The degree to which you create true wealth in your business eventually comes down to how much cash you have and your ability to convert your business assets into cash over time. It's really that simple.

If you look at your business from the 20,000-foot level, you'll see that there basically are two ways your business should produce cash for you.

  1. Your business should create excess each month, quarter, and year.
  2. You should be able to generate cash when you sell your business.

Sounds simple, right? Well, how you manage the business each day, and where you decide to place your focus, can have a dramatic affect on how much cash you eventually create for yourself and your family.

Let me show you what I mean.

Creating excess cash

You have to create enough cash every month to get the bills paid, service debt if you have any, take care of you and your family, have the cash to grow and expand the business, have the cash to make improvements to the store over time, etc.

And you also want to be able to generate a return on your investment. You have money at risk and deserve to earn a return on that investment. That means the business needs to generate cash over and above all the current and future needs of the business.

Doing that requires a keen focus on doing everything in your power to cause the business to produce excess cash. It means relentlessly working to grow revenue, reduce expenses, ensure receivables are being collected, reduce inventories, and a whole host of related actions.

Selling the business

The second way your business should create cash for you is when it comes time to sell the business. You've made an investment in the business, and when you sell you, you want to reap the rewards of all of your hard work.

The sale will be for cash, notes, or both. At the end of the day, you want to have enough cash from the sale so that together with your other assets, it helps you live the lifestyle you've chosen for yourself and your family.

How is this accomplished? Generally speaking, most businesses are sold based on their ability to generate cash for their owners. They are usually priced at a multiple of the net cash they generate.

What this means is that it's extremely important that you put your focus and attention on creating cash at the highest levels possible each year. Not only are you increasing your annual return on your investment, you are also making the business worth more money when it is sold.
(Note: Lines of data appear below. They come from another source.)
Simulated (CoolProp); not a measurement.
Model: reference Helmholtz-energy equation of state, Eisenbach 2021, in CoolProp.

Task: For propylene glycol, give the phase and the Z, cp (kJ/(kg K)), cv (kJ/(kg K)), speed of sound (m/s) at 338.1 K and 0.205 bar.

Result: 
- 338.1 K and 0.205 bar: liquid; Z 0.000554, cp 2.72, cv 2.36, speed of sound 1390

And you're increasing it by a multiple of cash flow. That means every additional $10,000 the business generates each year, means $40,000 to $60,000 or more at the time of sale. An additional $20,000 each year means an additional $80,000 to $120,000 or more at the time of sale.

Realizing your cash goals

Whether its reaping current benefits or future, if you want to really maximize the amount of cash you generate from your business, don't mistake the profit or loss number you see on your income statement as cash flow. It is one of several components of your cash flow that will influence your current and future gains from your business.

Accounts receivable, inventory, capital expenditures, and debt service have a huge impact on the amount of cash you have available to achieve your financial goals. Don't make the mistake of focusing so much on the income statement that these important components of your cash flow are neglected. Your financial security and independence are counting on it.